For those hankering after some gritty seventeenth-century theatre, this is an excellent production of John Webster’s compelling and frequently grizzly play, The Duchess of Malfi. UCLU rise impressively to the task of performing one of the greatest tragedies ever written. There’s misogyny, murder and some brilliant writing from Shakespeare’s lesser-known contemporary. And four hundred years after it was written, The Duchess of Malfi still enthrals.
Starting out as an ominously touching love story between a beautiful young widow, the Duchess of Malfi, and a courtier, Antonio, tension rises as the duchess defies the warnings of her sinister brothers not to remarry – which she does in secret. Meanwhile more is revealed about the brothers: one is a dissolute and hypocritical cardinal, the other, Lord Ferdinand, is violent and increasingly unstable. Thanks to the repellent servant, Bosola, things rapidly darken when her brothers learn of the deception; even by the standards of the 1600s it all gets very messy from here.
Although people may be less familiar with The Duchess of Malfi, the production was easy to follow and succeeded in putting the audience on the edge of their seats right from the start. There was a collective intake of breath, for example, when the Duchess revealed her secret to Bosola. Partly this is because all actors were very well cast, with some true chemistry between Antonio and the Duchess to make the play genuinely moving. But also, it’s because Webster’s brilliant writing is allowed to shine through.

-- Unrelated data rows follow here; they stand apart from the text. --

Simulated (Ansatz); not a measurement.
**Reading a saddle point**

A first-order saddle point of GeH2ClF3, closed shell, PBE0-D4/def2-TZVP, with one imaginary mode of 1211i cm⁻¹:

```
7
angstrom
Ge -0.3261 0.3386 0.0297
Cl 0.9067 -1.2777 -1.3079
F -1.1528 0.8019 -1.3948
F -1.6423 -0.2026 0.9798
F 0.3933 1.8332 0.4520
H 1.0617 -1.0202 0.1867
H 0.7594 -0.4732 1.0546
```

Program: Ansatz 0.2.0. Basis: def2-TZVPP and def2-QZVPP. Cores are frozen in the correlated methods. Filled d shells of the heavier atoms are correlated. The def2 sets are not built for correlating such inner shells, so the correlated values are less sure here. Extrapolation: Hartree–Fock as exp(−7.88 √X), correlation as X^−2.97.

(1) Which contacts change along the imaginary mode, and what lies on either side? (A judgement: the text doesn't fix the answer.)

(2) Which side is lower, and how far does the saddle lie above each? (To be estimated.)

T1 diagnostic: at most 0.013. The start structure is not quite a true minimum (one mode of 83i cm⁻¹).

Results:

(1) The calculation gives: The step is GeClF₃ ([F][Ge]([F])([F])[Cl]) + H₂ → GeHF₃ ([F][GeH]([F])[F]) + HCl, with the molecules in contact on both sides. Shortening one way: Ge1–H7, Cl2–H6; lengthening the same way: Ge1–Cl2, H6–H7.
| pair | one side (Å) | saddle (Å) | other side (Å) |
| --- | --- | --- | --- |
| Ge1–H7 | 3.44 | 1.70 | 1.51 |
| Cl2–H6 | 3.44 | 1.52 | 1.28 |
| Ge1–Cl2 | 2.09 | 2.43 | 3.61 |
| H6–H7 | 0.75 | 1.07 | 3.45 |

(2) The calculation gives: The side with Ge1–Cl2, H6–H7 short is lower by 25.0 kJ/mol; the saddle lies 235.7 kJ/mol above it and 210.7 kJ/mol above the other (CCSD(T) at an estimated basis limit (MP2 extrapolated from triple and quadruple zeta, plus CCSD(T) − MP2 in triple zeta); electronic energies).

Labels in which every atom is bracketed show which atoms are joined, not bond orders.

It’s a shame that the venue was cramped and stifling hot, but the cast powered on with an impressive display of professionalism that made it worth staying for. Another issue was the slightly fuzzy sound quality and a very limited set, but these minor issues were easy to forget as the plot, words and acting sucked you in. There was also some great lighting which did much to contribute to the overall atmosphere of menace.
In limited surroundings UCLU have put together a captivating production, which manages to raise some interesting and still contemporary issues about gender roles and the power-play between them. All performers were clearly immersed in their characters enough to make them thoroughly believable. This play is an entirely rewarding experience… just don’t look for a happy ending.